Myanmar's crippled pro-democracy opposition will be allowed to operate normally before a national convention this year and its leader Aung San Suu Kyi could be freed from house arrest, Foreign Minister Win Aung said yesterday.
"I think it could change," Win Aung said when asked whether the junta was considering lifting the restrictions on the Nobel Peace Prize laureate, who was taken into detention last May after unrest that triggered a crackdown on her party.
Win Aung, here at a regional meeting, told reporters that there was no date set for the landmark national convention, the first step in the junta's "road map" to democracy which it has said will begin this year.

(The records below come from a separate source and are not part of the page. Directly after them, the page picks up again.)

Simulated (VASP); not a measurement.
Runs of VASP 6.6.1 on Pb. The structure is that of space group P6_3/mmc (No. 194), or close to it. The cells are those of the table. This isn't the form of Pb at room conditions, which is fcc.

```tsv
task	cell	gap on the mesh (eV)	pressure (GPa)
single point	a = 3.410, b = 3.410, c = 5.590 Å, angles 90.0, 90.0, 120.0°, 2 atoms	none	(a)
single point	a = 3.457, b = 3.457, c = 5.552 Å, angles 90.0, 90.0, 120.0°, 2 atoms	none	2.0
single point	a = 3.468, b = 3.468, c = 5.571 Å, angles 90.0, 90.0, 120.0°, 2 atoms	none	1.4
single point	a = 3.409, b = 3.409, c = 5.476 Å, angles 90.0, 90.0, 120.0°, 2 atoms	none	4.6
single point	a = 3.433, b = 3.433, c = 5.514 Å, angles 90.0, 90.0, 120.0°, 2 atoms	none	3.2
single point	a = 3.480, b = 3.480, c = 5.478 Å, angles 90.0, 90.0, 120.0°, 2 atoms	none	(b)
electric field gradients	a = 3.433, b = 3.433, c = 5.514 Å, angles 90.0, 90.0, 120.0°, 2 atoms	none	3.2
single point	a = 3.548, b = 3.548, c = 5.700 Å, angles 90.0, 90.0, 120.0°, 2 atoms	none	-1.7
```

The convention, which will draft a new constitution, will be launched "maybe in the first six months [of the year] or during the second six months, it depends on the completion of our preparations," he said.
The minister said that the restrictions on Suu Kyi's National League for Democracy (NLD), which was effectively shut down in May, would be lifted as part of confidence-building measures.
"The government is doing all it can to normalize the situation. It's something that will take place ... That's the atmosphere we would like to see," he said.
The league's participation and the conditions its leader is under will be critical to the credibility of the convention and the entire road map, billed as eventually leading to "free and fair" elections.
The NLD withdrew from a previous convention in 1995 on the grounds it was unrepresentative and this time the government has insisted that all the pro-democracy and ethnic political parties will be invited.
However, with its leader under detention for the past nine months, the NLD is not believed to be in a position to make a decision on whether to attend.
"They could be a part of it ... the question of whether the NLD participate or not among themselves they are considering," Win Aung said.
Thailand, which hosted the first international talks on prospects for reform in Myanmar last December, said over the weekend that it hopes to hold another round before the middle of this year, suggesting it believes that at the minimum a date for the convention will be announced by then.
"We feel that since the meeting of the Bangkok process there has been progress," said Thai foreign ministry spokesman Sihasak Phuangketkeow, referring to the 12-nation talks.
"We hope that there will be more progress soon," he said.
Win Aung said he believed a second meeting would take place and that "I am willing to take part in it."
The road map was unveiled by the prime minister, General Khin Nyunt, last August as part of a public relations campaign rolled out by the junta after it took Suu Kyi into detention.
Win Aung dismissed suggestions that the road map was an attempt to stall the democracy process and win some relief from the sanctions that have helped cripple Myanmar's economy.
"We don't do our national convention for the sake of aid. It's not a question that crosses our minds," he said. "We are not trying to drag the process longer for the sake of enjoying power."
The minister conceded however that with the agreement last month of a ceasefire with the main rebel group, the Karen National Union, the regime could no longer justify its existence after four decades in power.
"For the first time we are not fighting any more and we are very hopeful a lasting peace can be reached ... it will solve the last remaining problems of our country," he said.
"If all the problems are solved there is no need for a military government," he said.
"Now we are getting old. Aung San Suu Kyi and I were born in the same year and the future of our country is waiting for us to set the course," the 58-year old Win Aung said.